In response to September 11, 2001, many people felt called to military service in order to do something to defend our great country. September 11 had the opposite impact on my life. At 8:30 a.m. that day, I went to a meeting in the Pentagon. At 9:30 a.m., I left that meeting. At 9:37 a.m., American Airlines Flight 77 slammed into the Pentagon and destroyed the exact space I had left less than eight minutes earlier, killing seven of my colleagues.
On September 11, 2001, I was a lesbian Navy captain who, at that time, had over 28 years of dedicated military service. My partner, Lynne Kennedy, an openly gay reference librarian at the Library of Congress, and I had been together for over 11 years. Each day, I went to work wondering if that would be the day I would be fired because someone had figured out I was gay. In spite of that stress, somehow Lynne and I had learned to deal with “don't ask, don't tell"; we had made the requisite sacrifices. I had pretended to be straight and had played the games most gays in the military are all too familiar with.
But after September 11 our perspective changed dramatically. In the days and weeks that followed, I went to at least seven funerals and memorial services for shipmates who had been killed in the Pentagon attack. As the numbness began to wear off, it hit me how incredibly alone Lynne would have been had I been killed. The military is known for how it pulls together and helps people; we talk of the “military family” which is a way of saying we always look after each other, especially in times of need. But none of that support would have been available for Lynne, because under “don't ask, don't tell,” she couldn't exist. In fact, had I been killed, Lynne would have been one of the last people to know, because nowhere in my paperwork or emergency contact information had I dared to list Lynne's name. This realization caused us both to stop and reassess exactly what was most important in our lives. During that process we realized that “don't ask, don't tell” was causing us to make a much bigger sacrifice than either of us had ever admitted.

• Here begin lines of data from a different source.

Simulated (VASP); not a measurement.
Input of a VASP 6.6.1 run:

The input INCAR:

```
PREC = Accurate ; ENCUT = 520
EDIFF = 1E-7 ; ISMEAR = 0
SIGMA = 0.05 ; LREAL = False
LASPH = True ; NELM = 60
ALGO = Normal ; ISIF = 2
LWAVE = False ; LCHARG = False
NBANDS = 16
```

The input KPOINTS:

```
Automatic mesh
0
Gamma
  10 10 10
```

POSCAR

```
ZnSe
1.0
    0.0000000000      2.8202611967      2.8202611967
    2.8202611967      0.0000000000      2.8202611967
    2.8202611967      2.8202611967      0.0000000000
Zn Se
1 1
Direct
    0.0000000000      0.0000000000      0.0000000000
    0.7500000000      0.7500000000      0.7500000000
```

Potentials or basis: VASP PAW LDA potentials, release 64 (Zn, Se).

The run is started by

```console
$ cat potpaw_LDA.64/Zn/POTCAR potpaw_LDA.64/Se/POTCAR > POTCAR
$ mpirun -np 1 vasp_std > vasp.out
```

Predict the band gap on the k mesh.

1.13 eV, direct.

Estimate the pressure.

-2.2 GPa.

Nine months later—in June 2002—I retired after 29 years in the U.S. Navy, an organization I will always love and respect.
Today, six years after that fateful day at the Pentagon, I am now committed to doing everything I possibly can to get rid of “don't ask, don't tell” so our military can finally be open to all qualified and motivated individuals who want to serve their country. This is the right step for our country, for our military, and for all gays and lesbians. I have great love and respect for our country, but I know we can do better than “don't ask, don't tell.”